Unrecognized religious groups may own property and assemble for worship without government interference. However, they may not perform legally recognized marriage or divorce proceedings, and they have no standing to determine inheritance issues. An individual may change religions if the change is approved by the head of the religious group the person wishes to join.
The government permits the publication of religious materials of every religious group in different languages. The law, however, allows for censorship under a number of premises, including material that may incite sectarian discord or be deemed a threat to national security.
Religious workers not working under the auspices of a government-registered religious group and found to be working while on tourist visas may be deemed to have violated their visa status and be deported. The government issues religious workers a one-month visa; if they plan to stay longer, they must complete their residency permits during that one month. Religious workers also are obliged to sign a “commitment of responsibility” form before being issued their visa, which commits them to legal prosecution and immediate deportation if they carry out any activity that might prompt community, confessional, or religious instigation and criticism against the Lebanese state or any other country except Israel.
The government requires Protestant evangelical churches to register with the Evangelical Synod, a nongovernmental advisory group that represents those churches with the government. It is self-governing and oversees religious matters for Protestant congregations.
There were reports of failure to recognize certain minority religious groups and the lack of representation of minority religious groups in various government positions.
The government did not approve the Jewish Community Council request, repeated over several years, to change its official name from the Israeli Communal Council to the Jewish Community Council.
The 1989 Taif Agreement called for the eventual elimination of political sectarianism in favor of “expertise and competence” but the government made little progress in that direction. Members of the less represented or “minority” Christian groups, such as Syriac Christians, stated that the government discriminated against them by not appointing a member of their religious group to a ministerial position. While some of their members have served in high-level civil service positions, such as director general, these groups stated that Maronite and Greek Orthodox individuals filled most positions. These groups further stated that although they estimated their population at 54,000, they were allocated only one representative in parliament.
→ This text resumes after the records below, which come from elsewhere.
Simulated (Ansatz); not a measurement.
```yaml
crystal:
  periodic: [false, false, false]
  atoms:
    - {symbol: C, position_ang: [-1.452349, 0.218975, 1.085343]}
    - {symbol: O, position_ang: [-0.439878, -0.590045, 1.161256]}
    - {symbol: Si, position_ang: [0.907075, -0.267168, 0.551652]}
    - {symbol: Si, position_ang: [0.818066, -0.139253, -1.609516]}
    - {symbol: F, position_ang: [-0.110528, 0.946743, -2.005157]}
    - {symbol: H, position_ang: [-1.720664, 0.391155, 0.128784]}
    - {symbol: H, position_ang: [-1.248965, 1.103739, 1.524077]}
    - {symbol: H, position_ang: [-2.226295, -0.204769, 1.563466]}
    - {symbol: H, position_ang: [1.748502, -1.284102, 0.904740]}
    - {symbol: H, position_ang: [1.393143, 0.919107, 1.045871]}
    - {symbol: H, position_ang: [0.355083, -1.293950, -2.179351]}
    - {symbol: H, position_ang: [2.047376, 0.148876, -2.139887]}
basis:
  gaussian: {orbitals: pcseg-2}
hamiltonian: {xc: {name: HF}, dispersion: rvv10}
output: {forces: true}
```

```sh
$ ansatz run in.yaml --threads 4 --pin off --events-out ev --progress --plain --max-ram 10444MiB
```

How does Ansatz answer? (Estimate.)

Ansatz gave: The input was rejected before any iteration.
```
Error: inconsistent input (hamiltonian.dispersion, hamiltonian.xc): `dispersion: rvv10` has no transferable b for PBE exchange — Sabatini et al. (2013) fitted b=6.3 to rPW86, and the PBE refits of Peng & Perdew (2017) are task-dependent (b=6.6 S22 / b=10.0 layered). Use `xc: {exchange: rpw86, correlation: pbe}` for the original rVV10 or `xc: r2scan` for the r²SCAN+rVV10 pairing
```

The Christian and Druze leadership councils nominated candidates for their respective senior clerical posts. In contrast, the government’s council of ministers endorsed the nomination of Sunni and Shia muftis and paid their salaries. The government appointed and paid the salaries of Muslim and Druze clerical judges. The government did not pay the salaries of clergy and officials of other religious groups, such as the Greek Orthodox and Roman Catholic groups.
The Lebanese Armed Forces (LAF) and Internal Security Forces (ISF) increased their presence in Tripoli in northern Lebanon in an effort to contain the fighting there between Sunnis and Alawites. On December 2, caretaker Prime Minister Mikati announced that the LAF would take responsibility for ensuring security in Tripoli.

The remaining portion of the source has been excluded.